INSTRUCTIONS TO AUDIENCE
In order to appreciate the added depth of the Pulfrich 3D effect, the viewer should use the “Eye Opener” filter during both of the works presented in this programme. Please return the filter to cinema staff after the performance.

OPENING THE NINETEENTH CENTURY: 1896
Ken Jacobs, USA, 1990, Pulfrich 3D 16mm, colour, sound, 11 min
Shafting the screen: the projector beam maintains its angle as it meets the screen and keeps on going, introducing volume as well as light, just as in Paris, Cairo and Venice of a century ago happen to pass. Passing through the tunnel mid-film, a red flash will signal you to switch your single Pulfrich filter before your right eye to before your left (keep both eyes open). Centre seating is best: depth deepens viewing further from the screen. Handle filter by edges to preserve clarity. Either side of filter may face screen. Filter can be held at any angle, there’s no “up” or “down” side. Also, two filters before an eye does not work better than one, and a filter in front of each only negates the effects. (Ken Jacobs)
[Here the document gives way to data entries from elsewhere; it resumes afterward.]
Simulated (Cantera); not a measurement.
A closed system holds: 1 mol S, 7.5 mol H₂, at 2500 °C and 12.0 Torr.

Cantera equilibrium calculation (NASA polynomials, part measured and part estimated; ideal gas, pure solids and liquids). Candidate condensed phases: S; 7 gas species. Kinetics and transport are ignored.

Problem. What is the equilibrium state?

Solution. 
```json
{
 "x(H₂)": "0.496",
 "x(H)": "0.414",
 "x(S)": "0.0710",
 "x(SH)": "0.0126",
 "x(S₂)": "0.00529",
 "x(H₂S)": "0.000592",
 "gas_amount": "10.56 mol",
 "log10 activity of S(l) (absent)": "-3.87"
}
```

BITEMPORAL VISION: THE SEA
Ken Jacobs, USA, 1994, Pulfrich 3D Nervous System, b/w, sound, c.70 min
Nervous System riff on 587 frames photographed by filmmaker Phil Solomon. This work was inspired, during a visit to Hamburg, by the photography of Daniel Maier-Reimer. The surface of water becomes a hugely 3D cosmic cataclysm; what’s up, what’s down, forward or back or solid or open becomes entirely unstable. The mind is soon at sea, Rorschaching like crazy in the effort to maintain equilibrium. (Ken Jacobs)

Suggestions for use of the neutral density (Pulfrich) filter for Bitemporal Vision: The Sea :-

Only one filter to each viewer. Filter is held before one eye, both eyes remaining open. Viewer decides when to view the film through the filter, and which eye to place it in front of. Middle viewing positions are best (as with all stereo).

It takes time to appreciate the changes, and to familiarise with the process. Sail through any initial discomforts; the brain is a muscle that can be sluggish and grumpy when asked to learn new tricks.

The image is strongly 3D even without the filter but the filter will strongly enhance the depth. It can also radically change arrangement in depth. Choice of eye determines which parts of the scene are in front of or in back of other parts, and in which direction movement flows. The more abstract and non-representational the scene – releasing the mind from its knowledge of physical law and its expectations re. behaviour of objects in space – the more it is that changes can be seen; that is, acknowledged by the mind. So I suggest using the filter most intensively when this depiction of water is least recognisable as water. (Two straightforward camera takes are the basis of Bitemporal Vision: The Sea, but departure from the familiar will be unmistakable.) Try it, for instance, when the overall scene becomes lighter in tone following the first advancing wave. (A wave rumbling forward slightly below eye level…that will transform to a massive cloud form moving overhead …)

It may take a minute to adapt to the filter before seeing its effect. Hang in with it and more visual events will become apparent, all the drama and struggle and comings and goings of the details. Placing the filter left or right, to match the direction to which a form is moving, will advance that form towards the viewer. The filter can also convert a solid form into an open space, and (switch filter) vice-versa.